Anyone buying used delivery trucks knows they get driven all day every day until it's uneconomical for the owner to continue operating them. Hundreds of thousands of miles. It would be very unusual to see one for sale with under 200k miles, that's "just getting broken in" for trucks like this.
I'm even surprised that these trucks have mechanical odometers. I havent's seen one in a passenger car in many years, they are all digital, rarely fail and (I assume) would be harder to tamper with.
Well that's the magic of the court system, the filing of the lawsuit is to either get them to settle/admit wrongdoing or to force this to discovery.
>I'm even surprised that these trucks have mechanical odometers.

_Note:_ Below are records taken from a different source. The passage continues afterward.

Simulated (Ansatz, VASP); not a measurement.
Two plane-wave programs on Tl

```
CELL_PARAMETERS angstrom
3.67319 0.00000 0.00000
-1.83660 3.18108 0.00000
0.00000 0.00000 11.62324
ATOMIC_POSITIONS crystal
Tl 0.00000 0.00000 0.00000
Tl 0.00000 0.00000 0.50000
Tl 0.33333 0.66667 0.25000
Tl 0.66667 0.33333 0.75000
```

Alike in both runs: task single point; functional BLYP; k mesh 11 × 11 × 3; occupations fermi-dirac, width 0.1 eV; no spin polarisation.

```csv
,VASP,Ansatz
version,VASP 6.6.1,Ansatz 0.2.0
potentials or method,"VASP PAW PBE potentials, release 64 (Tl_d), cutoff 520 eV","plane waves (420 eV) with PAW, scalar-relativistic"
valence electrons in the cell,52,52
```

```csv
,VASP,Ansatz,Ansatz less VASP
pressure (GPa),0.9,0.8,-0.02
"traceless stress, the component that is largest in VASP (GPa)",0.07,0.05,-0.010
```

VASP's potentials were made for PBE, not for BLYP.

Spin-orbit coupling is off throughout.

Freightliner vans aren't fancy hi-tech vehicles, they are utility vehicles.
But there's no difference between mechanical and digital odometers here. If you swap a digital cluster, you end up swapping the odometer reading. Architecturally vehicles have seldom moved on from storing the reading in the cluster.
It really becomes a question of where do you store the reading? A engine computer is more likely to be replaced due to an accident than the odometer in the car even though on many vehicles it will still track the mileage.
>they are all digital, rarely fail and (I assume) would be harder to tamper with.
Actually, in most cars they are absolutely tamperable over CAN or physical access. If I remember right, the Honda digital cluster even up to my 2021 just has a standard SPI flash chip that you can tamper with to change the odometer value.